For a week, Shawash piled bricks, cement, and stone in a small wheelbarrow and navigated it through the ravaged streets to repair his shop by hand.
“I would arrive completely exhausted, because the streets are narrow and there was rubble everywhere, which meant cars couldn’t get through,” he said.
He has since resumed his daily ritual, laying out multicolored plastic tablecloths and mats for display, many of them still wrapped in protective plastic.
Shawash then sits down on a plastic chair and waits for customers, his prayer beads in hand. For hours no one stops, so he packs up his goods, locks the metal door, and heads home.
With a dearth of customers, he said he was barely making enough “to buy a falafel sandwich.”
“Before the war, I used to sell between 50,000 and 70,000 pounds ($1,000 and $1,500, depending on the exchange rate) worth of goods,” he said.
Shawash insisted Aleppo’s young people must return to rebuild their city.
“Aleppo is the symbol of civilization,” he said. “I’m proud to be the first one to reopen my shop in this souk, but I hope that life returns to the market.”
‘It might be our destiny to have Syria only in our imagination’
- Syrian artists-in-exile discuss their absence from their homeland and its impact on their work
- For many exiled Syrian artists, their work is an expression of grief
DUBAI: “Being away from Syria is difficult,” young poet Maysan Nasser said. “Seven years later, it still feels like a phantom limb. It feels like the echo of white noise that is reverberating louder by the day.”
Nasser, a Beirut Poetry Slam champion, was talking separation: The idea that the loss of Syria is like an amputation. After seven years, she is still looking for answers to questions of home and belonging.
The first time I saw Nasser perform was last year during Zena El Khalil’s ‘Sacred Catastrophe: Healing Lebanon,’ a “40-day intervention” designed to permanently kick open the doors of Beit Beirut, a museum to the memory of the city in Sodeco. Her performance was raw and emotive.
The second time was in the basement of Riwaq Beirut, a coffee shop, cultural center and bar all rolled into one. She was addressing a small but appreciative young crowd and looked nervous. It was just a few weeks after she had launched the open-mic night ‘Sidewalk Beirut’ and the anxiety and jitters remained. In reality they shouldn’t. The crowd loves her.
“In this enforced distance from Syria, such communities have become my anchors,” she admitted. Yet her work, although deeply personal — sometimes painfully so — never directly discusses Syria or her home city of Damascus.
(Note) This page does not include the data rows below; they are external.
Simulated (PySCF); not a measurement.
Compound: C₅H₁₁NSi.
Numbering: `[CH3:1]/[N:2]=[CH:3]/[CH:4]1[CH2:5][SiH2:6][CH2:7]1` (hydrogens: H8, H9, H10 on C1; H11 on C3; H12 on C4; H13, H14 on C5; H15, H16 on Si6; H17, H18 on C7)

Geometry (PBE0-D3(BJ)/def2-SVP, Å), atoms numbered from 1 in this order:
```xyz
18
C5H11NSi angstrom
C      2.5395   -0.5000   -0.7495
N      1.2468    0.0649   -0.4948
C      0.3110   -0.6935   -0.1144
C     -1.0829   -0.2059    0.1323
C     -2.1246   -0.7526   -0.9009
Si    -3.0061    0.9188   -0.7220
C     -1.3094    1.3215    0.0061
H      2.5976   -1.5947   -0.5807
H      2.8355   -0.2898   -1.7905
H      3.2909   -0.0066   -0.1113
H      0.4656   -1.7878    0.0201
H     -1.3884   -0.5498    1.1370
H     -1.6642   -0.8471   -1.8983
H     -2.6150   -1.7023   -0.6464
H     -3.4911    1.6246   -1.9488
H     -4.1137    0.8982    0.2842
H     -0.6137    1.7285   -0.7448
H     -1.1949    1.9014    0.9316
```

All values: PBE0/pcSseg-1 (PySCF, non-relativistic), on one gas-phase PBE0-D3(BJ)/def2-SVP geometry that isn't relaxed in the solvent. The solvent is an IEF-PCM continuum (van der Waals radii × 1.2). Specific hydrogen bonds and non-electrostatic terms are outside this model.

“I believe the distance of separation was the birth of my work,” she said. “It was in this distance that I was able to reconsider who I am, what my relationship to my family is like, what my relationship to my body is. I believe my poems to be attempts at understanding myself and my surroundings, but also my past.
“So when I speak about my mother and my relationship to her, I am also considering my mother’s past and the traditions she has internalized and passed on to me, which inevitably cast light on a time and place in Syria, and which inevitably expose my own connections and roots — or lack of, at times. This separation, in a sense, has coincided with a coming of age.”
At the same time as Nasser was hosting her early edition of Sidewalk Beirut, a mile or so away at The Colony in Karantina Zeid Hamdan, a pioneer of Lebanon’s underground music scene, was preparing to perform at Sofar Sounds. The venue —hidden up three flights of stairs in the Dagher Building — was little more than two empty rooms and an adjacent terrace. With him were the Syrian band Tanjaret Daghet (which means ‘pressure cooker’ in Arabic).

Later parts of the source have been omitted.